At this juncture, it is unclear if the eventual GOP presidential nominee will be able to defeat President Obama. Therefore, in this time of high unemployment and out of control spending, if Republicans want to limit the Obama administration’s negative impact on the economy, Republicans must find a way to win back the U.S. Senate in 2012. To do accomplish this, the infighting among Republicans needs to cease. The New York Times’ Jennifer Steinhauser reviews the political landscape:
In a number of states where Republicans have been hopeful of picking up a seat, they are being hampered by some of the same dynamics that vexed their party in 2008, including trouble recruiting strong and experienced candidates, intra-party fighting, weak fund-raising and the very same anti-incumbent sentiment that also threatens Democrats.
Winning the Senate is tantalizingly within reach for Republicans, who have just 10 seats up for re-election, compared with the 23 that Democrats will defend next year, many of them in states where Democrats barely won in strong years for their party. Powerful national political trends continue to favor Republicans, especially in a weak economy.

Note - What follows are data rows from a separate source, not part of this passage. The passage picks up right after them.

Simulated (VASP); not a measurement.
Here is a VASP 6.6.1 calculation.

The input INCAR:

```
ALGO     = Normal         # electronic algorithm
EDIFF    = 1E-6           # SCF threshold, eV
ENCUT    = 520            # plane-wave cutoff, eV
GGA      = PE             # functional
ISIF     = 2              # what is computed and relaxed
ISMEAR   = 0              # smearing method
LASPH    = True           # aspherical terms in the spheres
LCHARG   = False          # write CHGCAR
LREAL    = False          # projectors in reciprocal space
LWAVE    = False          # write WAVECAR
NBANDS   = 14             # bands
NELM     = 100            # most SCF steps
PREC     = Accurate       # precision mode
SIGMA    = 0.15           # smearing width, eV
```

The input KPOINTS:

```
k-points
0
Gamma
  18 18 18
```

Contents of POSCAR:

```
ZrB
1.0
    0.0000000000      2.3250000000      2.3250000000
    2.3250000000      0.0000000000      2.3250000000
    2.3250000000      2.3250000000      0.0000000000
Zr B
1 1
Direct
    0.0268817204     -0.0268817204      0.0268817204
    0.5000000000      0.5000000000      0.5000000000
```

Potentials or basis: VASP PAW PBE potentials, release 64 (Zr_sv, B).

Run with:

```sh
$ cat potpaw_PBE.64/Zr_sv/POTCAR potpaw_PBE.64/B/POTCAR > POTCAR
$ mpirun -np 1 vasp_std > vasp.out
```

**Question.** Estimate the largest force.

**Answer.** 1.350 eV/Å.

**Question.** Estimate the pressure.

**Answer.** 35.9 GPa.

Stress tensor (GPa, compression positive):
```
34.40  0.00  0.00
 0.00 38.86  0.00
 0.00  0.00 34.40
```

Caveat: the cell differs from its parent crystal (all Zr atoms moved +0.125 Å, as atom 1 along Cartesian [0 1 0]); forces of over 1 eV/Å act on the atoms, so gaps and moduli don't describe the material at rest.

Of 33 Senate races next year, an analysis by The New York Times finds that 15 of them are currently competitive. The analysis, which is based on an evaluation of the candidates, polling and fund-raising results and the political and economic trends in the states, rates eight of them — Hawaii, Missouri, Montana, Nebraska, Virginia, Wisconsin, Massachusetts and Nevada — as tossups. Florida, Ohio, Michigan, Pennsylvania and New Mexico are rated as lean Democratic, while Arizona and North Dakota are rated lean Republican.
On balance, Republicans enter the 2012 Senate races with a solid chance of reversing the 53-47 advantage held by Democrats, which includes two independents who caucus with Democrats.